The Turkey Vulture is a common bird in the south of the United States and has a range from southern Canada to the tip of the southern American continent – though for reasons unknown to me it is not found in that part of the central Misssissippi delta that I’ve been in for the last week or so. We found this bird soaring over a nature reserve south of Cleveland earlier this week.
Turkey Vultures have many of the typical characteristics of vultures – they only eat carrion, have a bare fleshy head and acute sight that allows them to spot carrion from a substantial distance.
One characteristic of Turkey Vultures that is unusual among birds is that they have a very strong sense of smell that enables them to locate their dead and decaying food that might otherwise be obscured from sight within forests.
Clumsy when on the ground, these birds are beautiful to watch when soaring on a thermal or on the wind and characteristically have a swinging or jinking flight when lower to the ground or in forested areas. At height their flight is effortless and they cover large areas looking for food.
I have a couple of reference books on American Indian legends and stories in my library at home in Yuendumu but, as I’m in Baton Rouge I can’t get to them – so for now here is some information I found at Paul Frost’s page:
In American Indian mythology, it was believed that the sun was originally much closer to the earth & was in danger of burning it up. First the fox unsuccessully tried to pull the sun away in its mouth, accounting for the black inside of its mouth. Next the opossum unsuccessully tried to pull the sun away with its tail, accounting for the hairless tail. Finally a beautiful fully feathered vulture successfully pushed the sun away from the earth with its head, thus becoming bald for eternity.
The Pueblo Indians believed the vulture to be a symbol of purification, using the feathers of the Turkey Vulture to remove evil influences from people & objects.
The return of the Turkey Vulture after winter was believed to signify the end of frosts. They often return to their summer feeding grounds precisely on the Vernal Equinox, the winter migration often starts around the Autumnal Equinox.
Wearing a feather of a Black Vulture (Coragyps atratus – meaning “vulture dressed in black”) was believed to prevent rheumatism.

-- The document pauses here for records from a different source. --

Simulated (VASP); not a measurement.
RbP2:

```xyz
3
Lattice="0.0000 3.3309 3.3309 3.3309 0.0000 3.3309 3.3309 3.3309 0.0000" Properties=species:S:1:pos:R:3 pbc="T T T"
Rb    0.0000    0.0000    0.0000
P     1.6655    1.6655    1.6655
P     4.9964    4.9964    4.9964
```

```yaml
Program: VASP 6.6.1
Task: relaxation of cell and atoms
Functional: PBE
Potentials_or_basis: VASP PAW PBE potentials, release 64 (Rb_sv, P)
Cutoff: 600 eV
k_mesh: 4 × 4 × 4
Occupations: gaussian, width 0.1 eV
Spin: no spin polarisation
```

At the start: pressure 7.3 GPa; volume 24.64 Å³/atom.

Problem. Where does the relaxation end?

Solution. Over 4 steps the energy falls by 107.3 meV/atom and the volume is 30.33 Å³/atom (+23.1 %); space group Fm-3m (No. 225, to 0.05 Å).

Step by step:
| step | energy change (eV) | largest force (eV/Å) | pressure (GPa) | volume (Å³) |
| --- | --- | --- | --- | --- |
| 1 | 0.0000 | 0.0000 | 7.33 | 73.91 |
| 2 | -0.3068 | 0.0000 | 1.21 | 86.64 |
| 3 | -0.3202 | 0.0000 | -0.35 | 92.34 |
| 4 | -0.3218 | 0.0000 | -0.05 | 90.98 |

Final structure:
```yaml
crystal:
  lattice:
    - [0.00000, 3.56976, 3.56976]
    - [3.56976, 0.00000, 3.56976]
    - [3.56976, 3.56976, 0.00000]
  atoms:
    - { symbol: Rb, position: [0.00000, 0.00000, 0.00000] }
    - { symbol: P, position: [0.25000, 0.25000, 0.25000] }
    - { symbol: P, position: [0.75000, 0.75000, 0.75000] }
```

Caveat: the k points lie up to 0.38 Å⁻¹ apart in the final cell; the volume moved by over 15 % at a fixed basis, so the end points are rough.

Paul also notes that he has:
…come across two meanings for the scientific name, Cathartes aura. Both take the first part as deriving from the Greek “katharsis” meaning to purify or to cleanse. One meaning takes the second part to derive from the latin “aureus” meaning golden, so the full name meaning “golden purifier“. The other definition takes the second part to derive from the greek “aura“, meaning breeze, so the full name meaning “cleansing breeze“. I can find no definitive confirmation of which is correct. One other translation takes the first part to mean “pacifier“, but I can find no alternate derivation & it is stretching the commonly used meaning of catharsis.